In the quest for a progressive alternative today, it is sensible to look back and to reclaim the vision of the progressive patriarchs of yore. Nnamdi Azikiwe, Obafemi Awolowo and Aminu Kano were the leading luminaries of the progressive tradition in the fifties and sixties. It may be argued that their inability to win power, due to British colonial intrigues, internecine squabbling and ethnic mistrust, was the most significant political mishap in the early stages of the Nigerian project. For without a doubt, the course of Nigerian history would have turned out very differently if they had directed it. Zik, Awo, Aminu and their cohorts were not doctrinaire socialists despite their left-leaning rhetoric. British colonialists saw them through the blinkers of the cold war and deemed them to be a “red danger” but they were nothing of the sort. Rather they were “third way progressives” who envisioned a synthesis of an enterprise economy and a welfare state.

Their ardent advocacy of universal public education reflected their belief in the moral purpose of the state as an enabler of human potential and national prosperity. They were welfarists who were as interested in wealth creation as they were in social justice. The philosopher, Chinweizu has characterized their ideology as “communalism” rooted less in Marx than in the communal ethos of African society which emphasizes inclusion and collectivity. It is a vision of the responsible society that leaves no one behind in the quest for moral and material progress. The state is thus necessary to underwrite the mutual wellbeing of the citizenry while reining in the inequities and inequalities that result from unbridled capitalism. Certainly, surrendering society to the caprices of market forces would have been anathema to the patriarchs.

Nigerian progressives today are suffering from a number of plagues. The ascendancy of right wing military regimes throughout our history severely limited progressive fortunes. It also meant that right wing politicians were the favoured parties in military-sponsored transition programmes. Babangida’s particular persecution of so-called “radicals” nearly destroyed the progressives and left them too exhausted to mount a feasible challenge for power in 1999. Thirdly, the fall of the Berlin wall and the collapse of communism in 1989, unleashed a sense of ideological bankruptcy which buffeted the Nigerian left. The left has long supplied the moral energy of progressivism and with their weakening the progressive community also atrophied.

But the progressives are also reeling from self-inflicted woes, chiefly, their congenital inability to build a truly national movement. Progressive forces have been undermined by factional infighting, bigotry and sectarian prejudices. Progressivism is not synonymous with any ethnic nationality even though some politicians and commentators of the south west persist in making this unfortunate assertion. Their potential for a national victory has been nullified often enough by the irredentist reduction of progressivism to an ethnic enclave. In his seminal book, Africa in Ebullition, Adegoke Adelabu argued that the Action Group was limited by its “self-imposed provincialism and its petticoat of shabby parochialism.” The same criticism is valid today against those who deem themselves heirs of the A.G., and its later incarnation, the U.P.N. For years, an odious narrative has made the rounds casting the south (and the southwest in particular) as the bastion of progressivism and the north as the seat of feudal conservatism. This bogus narrative assisted by bigoted and ignorant commentators has long prevented progressives on both sides of the Niger from linking hands and rising to the defence of their constituency – poor, disillusioned Nigerians who are in the majority.

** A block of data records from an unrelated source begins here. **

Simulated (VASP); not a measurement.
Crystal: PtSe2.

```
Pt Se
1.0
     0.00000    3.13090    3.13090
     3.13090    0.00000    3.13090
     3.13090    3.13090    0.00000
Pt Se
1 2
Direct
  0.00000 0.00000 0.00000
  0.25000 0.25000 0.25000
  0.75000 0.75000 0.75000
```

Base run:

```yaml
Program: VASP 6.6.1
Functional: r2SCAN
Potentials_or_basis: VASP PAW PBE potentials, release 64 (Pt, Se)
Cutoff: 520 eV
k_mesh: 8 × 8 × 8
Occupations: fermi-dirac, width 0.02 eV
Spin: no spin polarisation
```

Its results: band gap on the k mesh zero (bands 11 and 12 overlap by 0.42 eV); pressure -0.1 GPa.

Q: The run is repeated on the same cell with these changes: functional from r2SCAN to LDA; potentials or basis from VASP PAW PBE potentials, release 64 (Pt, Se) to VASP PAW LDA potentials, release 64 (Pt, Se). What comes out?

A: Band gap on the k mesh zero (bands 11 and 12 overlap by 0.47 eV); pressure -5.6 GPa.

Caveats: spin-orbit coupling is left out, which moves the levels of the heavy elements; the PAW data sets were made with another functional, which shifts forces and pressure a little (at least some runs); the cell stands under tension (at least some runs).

Secondly, progressives seem incapable of subsuming ego and personal ambition in the quest for greater collective victories. Internecine dogfights splintered the Peoples Redemption Party and reduced a potential national progressive movement to a skeletal organization located entirely in Kano. Too often, progressives prefer to operate as lone-rangers so convinced in the justice of their own cause that they wind up in a cul de sac of their self-righteousness, high on puritanical fervor but electorally impotent. This is a shame because when they make their case rightly, the progressives have the most compelling vision for Nigeria; one which should enjoy greater mass appeal but which for these reasons does not.

Of late, progressive ideals have disappeared from the public square. We live in an age of intellectual famine and ideas are rarely given space to manifest. Militarized politics ensures that public debate is frequently “won” by the hecklers and those who make the loudest noise. Reasoned, sober voices are drowned out. The triumph of cash and carry politics has sapped progressives of their confidence. There is presently no recognizable progressive party. Creating a national movement calls for progressives to rediscover their political identity and re-establish their pavilion in the marketplace of ideas. If they can regain their faith in themselves and in their values, overcome expired prejudices and provincialisms and find new young and energetic leaders, Nigeria could very well experience a national renaissance.